SWIMMING SKILLS: Essential swimming skills include being able to enter the water and resurface, controlling breathing, floating, turning, and moving to safety in the water and exiting. However, the water environment, the activity, and even what the person is wearing can alter their ability to perform these skills. Basic swimming skills may be adequate to swim a short time and distance in the deep end of a swimming pool, but greater skill and comfort in the water are needed when swimming in a lake, river, or ocean; in cold or rough water; and in waves or current. The table below provides swimmers and parents with some reasonable guidelines to assess basic water competency and skills to look for when evaluating a swim lesson and water safety program. These swim skills should be seen as a foundation for gaining more experience and comfort in the water.
The American Red Cross recommendations for water competency provide a starting point for assessing minimum swim skills for common pool environments. Those are included in the middle column of the table below, including the minimum proficiency to control breathing, float or tread water, turn in the water, and swim 25 yards using any type of stroke. Anyone lacking such basic skill levels should be closely supervised, stay in shallow water, or wear a life jacket, and seek instruction. A person just able to meet the American Red Cross criteria for water competency is still a novice, not a good swimmer and may not yet be ready for instruction or participation in various activities in different water environments beyond pools such as snorkeling, wakeboarding, surfing, or assisting with in-water rescues. Advanced skills are generally best acquired through specialized courses and may not be included in generic learn-to-swim progressions.

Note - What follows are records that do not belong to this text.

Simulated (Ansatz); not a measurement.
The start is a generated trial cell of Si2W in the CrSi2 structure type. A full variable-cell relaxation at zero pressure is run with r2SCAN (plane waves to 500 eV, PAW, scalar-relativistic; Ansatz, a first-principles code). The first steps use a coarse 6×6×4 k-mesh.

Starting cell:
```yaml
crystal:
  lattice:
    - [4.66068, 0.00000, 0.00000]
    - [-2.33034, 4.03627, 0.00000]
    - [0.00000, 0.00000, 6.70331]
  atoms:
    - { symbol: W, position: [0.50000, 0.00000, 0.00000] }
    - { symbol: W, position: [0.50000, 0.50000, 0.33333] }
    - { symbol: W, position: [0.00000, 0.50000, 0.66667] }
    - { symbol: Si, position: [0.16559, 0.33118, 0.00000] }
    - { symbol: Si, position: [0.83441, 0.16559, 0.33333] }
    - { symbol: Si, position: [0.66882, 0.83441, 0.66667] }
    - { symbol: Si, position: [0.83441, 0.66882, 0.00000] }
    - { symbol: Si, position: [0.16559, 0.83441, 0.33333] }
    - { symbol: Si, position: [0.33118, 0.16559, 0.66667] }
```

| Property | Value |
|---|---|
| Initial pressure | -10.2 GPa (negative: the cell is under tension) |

HELPING OTHERS: Everyone should always swim with general supervision such as lifeguards and water watchers. Children without basic swimming skills should be directly supervised by a water watcher who is within arm’s reach. Knowledgeable, attentive, supervision of all swimmers is important for drowning prevention and response, particularly for toddlers, children, and teens, even when lifeguards are on duty. Supervision may be provided by designated water watchers such as parents and youth leaders who are alert, not distracted (reading, using a smart device or phone), not using alcohol or drugs, and focused on those near or in the water.
Ideally, water watchers themselves should be fully water competent, knowing safe, simple rescue techniques.